The first followers of Jesus were not called Christians. They were called FOLLOWERS OF THE WAY. Their faith didn’t depend on creeds or confessions. Rather, their faith was a WAY of living. The book of Acts says, “They devoted themselves to the Apostles’ teaching, to the breaking of bread, fellowship and prayer.” When they gathered, they shared stories and immersed themselves in scripture as they sought to discover deeper meaning for their lives. They ate with one another. They met for community and connection. They cared and shared. They addressed the needs around them; what they couldn’t handle on their own they lifted to God in prayer. They were a community of love, friendship and mutual commitment to a greater cause.
But like all groups set up in such a loving WAY, there were abuses. Heresy and controversy crept in and conflict erupted. To solve the problems, the church developed creeds and confessions. Constitutions and by-laws followed. And then it happened… THE FOLLOWERS OF THE WAY became “Christians” and disciples became “members.” Faith that once was a WAY of living, now hinged on a set of beliefs.

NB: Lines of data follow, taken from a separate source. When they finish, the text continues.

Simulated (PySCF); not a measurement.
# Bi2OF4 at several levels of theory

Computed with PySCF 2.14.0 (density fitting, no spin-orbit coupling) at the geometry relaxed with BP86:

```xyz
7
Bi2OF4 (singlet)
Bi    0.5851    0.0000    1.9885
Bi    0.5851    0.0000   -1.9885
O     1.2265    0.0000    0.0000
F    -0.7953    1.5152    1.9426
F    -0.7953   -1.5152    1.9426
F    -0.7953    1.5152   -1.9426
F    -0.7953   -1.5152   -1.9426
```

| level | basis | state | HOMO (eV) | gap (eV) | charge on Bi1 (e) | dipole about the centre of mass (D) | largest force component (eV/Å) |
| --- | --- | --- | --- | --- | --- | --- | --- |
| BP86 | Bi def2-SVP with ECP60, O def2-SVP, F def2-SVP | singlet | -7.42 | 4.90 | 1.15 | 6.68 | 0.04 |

Don’t get me wrong; this is not necessarily a bad thing. Proper theology is crucial to being a church. However, there is a very real danger in pulling our faith-life out of our hearts and placing it into our heads. When real service becomes lip service, the church is in trouble.
For instance, in my congregation to become “official members” we created the confirmation process and new member classes. We crammed info into the heads of our youth and new people. Over time many of them drift away. Knowledge dumping – telling people what to believe – is not working. In the wider church, Christianity has entrenched itself in the “right belief” side of politics. We have spent all of our energy in the battles over human sexuality and abortion. Meanwhile, we have ignored God’s call to feed the hungry and help the poor. We are trapped in ‘heady’ conversations, when our hearts should be motivating us to respond to those in need. The end result is a struggling and irrelevant church.
The fastest growing religious demographic in America is the “nones”, that is, those who claim no religious affiliation at all. Most pastors, whether they’re Catholic, mainline protestant, or Evangelical, can share stories of their young people disappearing after high school. Others report that they had none to lose. In many churches men are missing from the pews. Numbers are down. Churches are dying.
Hope is not lost. Not only do we have Jesus who promises to bring life from death, but also the paradigm for discipleship has already been written. Acts 2:42 “They devoted themselves to the Apostles’ teaching, fellowship, breaking of bread and the prayers.” The 21st century church needs 1st century practice. It is time to transition back into a people who are FOLLOWERS OF THE WAY.
It’s time to stop fighting and start feeding.
It’s time to stop talking and start listening.
It’s time to stop protesting and start praying.
It’s time to get out of our heads and into our hearts.